2) A round of applause goes to the editors who showed an enormous level of restraint by not reversing the order of the words so that it read “Inside Kim“. Or maybe they did, but the second the first copy came out of the printer, Kris Jenner appeared through a firey hole in the floor and demanded a cut of the profits from people who bought the magazine expecting to find porn.
On to the interview. Kim really has nothing to sell or promote, so Kim just talks about Kim. And her kreator Kanye West. She also talks about her Where’s Waldo of a brother, Rob Kardashian, and manages to read his ass while doing so. Awww, what a great big sister!
Kanye West headlined the Glastonbury Festival on Saturday night, and British comedian Simon Brodkin bum-rushed the show as his “Lee Nelson” character. Instead of realizing he’s had this coming for a long time and playing along, Kanye acted like a gaping asshole. Which is not a character. He had security yank Brodkin away. He also demanded that the guy backstage who pushes the play button press pause so he could start “Black Skinhead” over again. Cut to a Scientology-approved yert in which Beck is nodding approvingly. Then cut over to Karlie Kloss’ hotel room where Taylor Swift is French-braiding Karlie’s hair and beginning every sentence with “Imma let you finish but Lee Nelson had…” before tee-hee-heeing.

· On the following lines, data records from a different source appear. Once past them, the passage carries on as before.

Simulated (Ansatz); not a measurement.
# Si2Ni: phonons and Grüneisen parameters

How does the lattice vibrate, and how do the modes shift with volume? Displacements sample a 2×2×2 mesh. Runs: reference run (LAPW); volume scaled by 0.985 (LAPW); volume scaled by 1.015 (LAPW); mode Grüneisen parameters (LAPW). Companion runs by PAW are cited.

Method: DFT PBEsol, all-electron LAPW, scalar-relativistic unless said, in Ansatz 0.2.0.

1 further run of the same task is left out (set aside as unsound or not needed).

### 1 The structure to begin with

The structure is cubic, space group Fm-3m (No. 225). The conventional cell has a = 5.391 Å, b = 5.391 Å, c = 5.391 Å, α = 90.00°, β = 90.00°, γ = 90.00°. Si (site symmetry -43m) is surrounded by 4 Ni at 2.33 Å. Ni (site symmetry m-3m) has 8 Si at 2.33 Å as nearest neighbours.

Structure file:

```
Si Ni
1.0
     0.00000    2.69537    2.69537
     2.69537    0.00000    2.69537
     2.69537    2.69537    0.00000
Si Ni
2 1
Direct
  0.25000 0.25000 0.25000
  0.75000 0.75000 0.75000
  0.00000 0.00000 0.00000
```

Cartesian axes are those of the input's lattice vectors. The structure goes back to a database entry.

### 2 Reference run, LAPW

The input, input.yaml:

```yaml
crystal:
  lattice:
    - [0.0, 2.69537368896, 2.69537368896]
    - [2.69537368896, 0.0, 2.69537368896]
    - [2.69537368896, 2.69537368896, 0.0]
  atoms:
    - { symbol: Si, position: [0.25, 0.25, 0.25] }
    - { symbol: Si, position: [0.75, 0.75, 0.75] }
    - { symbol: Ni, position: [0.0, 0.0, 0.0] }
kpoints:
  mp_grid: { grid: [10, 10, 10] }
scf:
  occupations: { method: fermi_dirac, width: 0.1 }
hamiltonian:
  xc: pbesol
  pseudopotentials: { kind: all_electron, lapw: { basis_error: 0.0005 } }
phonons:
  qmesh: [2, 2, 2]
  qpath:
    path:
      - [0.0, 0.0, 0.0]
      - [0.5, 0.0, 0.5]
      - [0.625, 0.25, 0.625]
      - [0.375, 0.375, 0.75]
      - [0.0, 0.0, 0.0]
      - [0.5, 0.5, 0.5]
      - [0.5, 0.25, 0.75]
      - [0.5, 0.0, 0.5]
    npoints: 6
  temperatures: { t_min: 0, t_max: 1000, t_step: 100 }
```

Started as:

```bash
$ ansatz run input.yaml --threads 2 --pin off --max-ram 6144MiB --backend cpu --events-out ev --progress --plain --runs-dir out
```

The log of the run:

“Lee Nelson” mimed that he was rapping during his brief appearance and those mere seconds were better than any performance that Kanye has ever given. There was more life, more soul, more spirit in Mr. Brodkin’s actions than in anything Kanye has ever done. Kanye realized this. Seeking validation, he later informed the crowd that they were “watching the greatest living rock star on the planet!” The definition of humble:
Glastonbury was equally problematic for Kim Kardashian West. Some resourceful youngster in the crowd made a flag depicting Kim Kardashian sucking off Ray J.
Finally! That sex tape that ruined all of our lives is useful.
Check out Kuntye and wife boarding a helicopter for the festival:
“We brought the cream mock turtleneck sweatshirt six years ago to Fendi, and they said, ‘No.’ How many motherfuckers you done seen with a cream mock turtleneck sweatshirt” – Kanye West in six years while talking about how he’s the godfather of cream mock turtleneck sweatshirts that look like a half Snuggie.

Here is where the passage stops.